One of the greatest ways to engage your fans is to play with them.
Before you get any dirty ideas in your head, allow me to explain.
On Wednesday, Andrew W.K.’s twitter followers got into a tizzy because their favorite party/animal motivational speaker has started hiding samples of his new air freshener around New York and tweeting clues about where fans could find them.
W.K.’s fun and games might be the year’s first example of an artist sending his fans out on a hunt for goodies, but it’s not going to be the last. Artists have been creating little puzzles and curiosities for their fans for decades, and they remain one of the greatest ways to engage your fans not just with you, but with one another.

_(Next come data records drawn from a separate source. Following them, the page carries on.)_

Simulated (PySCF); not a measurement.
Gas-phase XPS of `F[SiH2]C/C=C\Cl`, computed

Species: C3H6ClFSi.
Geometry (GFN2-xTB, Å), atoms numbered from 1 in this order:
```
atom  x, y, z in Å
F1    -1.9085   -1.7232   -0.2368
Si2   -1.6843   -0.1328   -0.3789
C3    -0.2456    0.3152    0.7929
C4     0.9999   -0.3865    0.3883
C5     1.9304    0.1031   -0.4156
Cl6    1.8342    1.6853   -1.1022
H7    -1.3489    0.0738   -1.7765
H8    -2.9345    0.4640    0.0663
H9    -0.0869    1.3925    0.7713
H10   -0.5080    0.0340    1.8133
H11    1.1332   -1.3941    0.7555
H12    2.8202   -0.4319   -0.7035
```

Back in the day, these little gems (or, to use the kids’ parlance, easter eggs) tended to be inside the records themselves, either as hidden tracks or secret liner notes or songs recorded backwards. But today, thanks to digital connectivity, the range of options has expanded. Trent Reznor stowed music-filled USB drives in the bathroom stalls of arenas he was playing; MGMT sent fans on a chase across London looking for a tour bus; DJ Shadow slipped copies of his records into random crates in record stores in Eastern Europe; Emperor X literally buried tapes of his songs in random locations around Los Angeles.
On first glance, these artists and their predecessors have a lot in common with themselves, and very little in common with you, the smaller independent artist. But if you dig in, you’ll find that a lot of their tricks can be applied to lots of careers.
Tap Into Your Brand’s Strongest Qualities
To outsiders, these scavenger hunts often look like gimmicks. That’s because most outsiders don’t respond to your brand’s traits: they don’t share Aphex Twin’s sense of humor, say, or Nine Inch Nails’ fascination with dystopia. But if you build something that speaks to one of your core qualities, your fans won’t see a gimmick; they’ll see an additional opportunity to engage with that quality.
By that same token, if you’re a country singer, and you hide instructions for free concert tickets in a message written in Sanskrit on the side of a bouncy castle, your fans are probably not going to be quite as excited.
Timing Is Everything
As fun as easter eggs can be, they’re far less exciting if nobody looks for them. Even though they might sound like a great way to build interest in what you’re doing, the fact is that finding these things tends to require some effort. And unless you’re burying $20 bills with your band site’s URL written on them, people aren’t going to go out of their way to look for free music or merch from an artist they don’t know anything about. They can do that by turning on their computer or the radio.
Even after you’ve built a fan base, you still have to be prudent about when you use easter eggs. If you’re in the middle of an all-out promotion blitz – newsletter just sent out yesterday, free EP posted online last week, three weeks into a blog and press campaign you’re conducting – leave the eggs in their basket. People are already being given multiple opportunities to engage with you. Save them for later, after you’ve let one wave of buzz die down, or right before you want to try and start one.
Go Crazy, But Not THAT Crazy
If you’re very lucky, you may have a small group of fans that will actually get off their duffs and go looking for something you made. These are your super-fans. These are the people who will do anything for you. They are, after your ability to make music for a living, your greatest privilege.
But that doesn’t mean you can abuse the privilege. If you think your fans in Minneapolis might go looking for the remains of your first guitar, the one that you were still playing before that accident outside the Turf Club broke it into a gajillion pieces, then hide it in Minneapolis. But don’t hide it in a park and tell your fans they have to go find it in January.
Use Them to Strengthen Bonds, Not to Build New Ones
One of the things you’ll notice about the examples listed above is that both the egg and the activity required for finding it tie directly to one of the artist’s strongest characteristics. DJ Shadow’s fans are happy to go digging through crates for an undiscovered gem. Trent Reznor’s fans all live in front of their computers already; what’s one more tab to go looking for some crazy news about Year Zero?
If the strength of your brand is your live show, for example, your egg should involve your live show. It shouldn’t involve a song you never intend to play live, or the merch that your cousin designed for you that nobody seems to want.
Easter eggs aren’t about turning vague interest into excitement. They are about turning enthusiasm into obsession. And if you’re an artist who’s starting to gain some momentum with his fans, some of them may be starting to wonder: What are they hiding?
And once they start asking that question, you have to start thinking about where you should hide it.